Recently my shop got multiple custom orders, and naturally, everything has to ship on the same day; Murphy’s Law is strictly enforced at my job. So I’ve been working 10 hour days, 6 days a week, plus commute time.
While my bank account is feeling quite robust, I personally have very little left in the way of brains. Since I’ve been unable to concentrate on anything for very long, I’ve been watching short cartoons. This week I bring you a quick roundup of some non-Betty Boop Ub Iwerks shorts. All of these are FREE to view and download at the Internet Archive.
First, and in the best condition, we have Old Mother Hubbard. Released in 1935 under the Comi-Color title, it’s based on the nursery rhyme of the same name, with a few twists. Mother Hubbard is laundress for the King, but she’s still got a bare cupboard. When her dog travels to the castle with the laundry, he gets distracted by the smell of chicken wafting from the royal kitchen. (Yes, indeed, he floats nose-first in the waft until he reaches the kitchen window.) Through a series of silly incidents, he makes the previously morose king back into his jolly old self. Dog and Mother are rewarded, and there’s a dance number. While the color is faded, the print is overall in very good condition, and the sound quality is decent. The songs are silly, but upbeat. At about 8 minutes, it’s a cute thing to watch.

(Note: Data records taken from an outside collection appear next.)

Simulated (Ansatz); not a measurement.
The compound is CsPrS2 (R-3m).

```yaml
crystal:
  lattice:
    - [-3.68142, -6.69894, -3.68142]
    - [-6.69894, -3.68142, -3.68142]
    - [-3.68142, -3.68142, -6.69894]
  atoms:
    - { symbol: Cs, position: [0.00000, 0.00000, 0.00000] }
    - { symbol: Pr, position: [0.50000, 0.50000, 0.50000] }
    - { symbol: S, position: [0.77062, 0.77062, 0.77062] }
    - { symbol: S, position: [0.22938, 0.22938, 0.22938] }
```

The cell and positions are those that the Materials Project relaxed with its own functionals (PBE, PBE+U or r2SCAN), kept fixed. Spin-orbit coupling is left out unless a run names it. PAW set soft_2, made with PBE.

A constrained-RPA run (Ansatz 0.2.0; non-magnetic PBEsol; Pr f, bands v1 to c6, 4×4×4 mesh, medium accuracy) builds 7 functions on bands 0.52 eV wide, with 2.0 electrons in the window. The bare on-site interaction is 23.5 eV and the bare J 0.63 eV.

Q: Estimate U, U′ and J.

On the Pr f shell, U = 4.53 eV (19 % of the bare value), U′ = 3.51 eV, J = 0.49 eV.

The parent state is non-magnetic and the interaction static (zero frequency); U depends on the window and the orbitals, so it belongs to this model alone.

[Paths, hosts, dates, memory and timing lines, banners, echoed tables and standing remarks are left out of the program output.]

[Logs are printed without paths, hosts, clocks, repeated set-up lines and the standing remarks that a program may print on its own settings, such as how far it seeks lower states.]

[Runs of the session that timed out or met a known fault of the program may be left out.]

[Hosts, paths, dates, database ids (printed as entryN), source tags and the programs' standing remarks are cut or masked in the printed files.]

Next we have The Air Race from 1933, starring Willie Whopper. The sound is decent, but the visual quality is quite poor on this one – it looks better if you don’t bring it up to full-screen size. This may be due to the fact that the cartoon was never released by MGM, until it was revised into a later version entitled Spite Flight. This was definitely not designed for kids – at one point the planes in the race are flying so high that they buzz St. Peter at the gates of Heaven – and he flips them the bird. Yeah, you read that right. It’s only seven and a half minutes long, go watch it for yourself if you don’t believe me.
Finally, it’s out of season, but I think you might enjoy Max Fleischer’s version of Rudolph the Red Nosed Reindeer. Released in 1948, it was the first film in which Ruldolph appears. I’m sure you know the basic story, so I’ll just add that the deer (and other animals) are slightly more anthropomorphic than the ones on the 1968 stop-motion film. It’s a little less than 9 minutes long, and 1:15 of that is the opening credits. Note the web address watermark in the lower-right corner: tvdays.com is the web home of Ira H. Gallen, and a wonderful resource for stock footage, vintage commercials, and rare TV and movie clips. It’s a great place to go down the rabbit hole.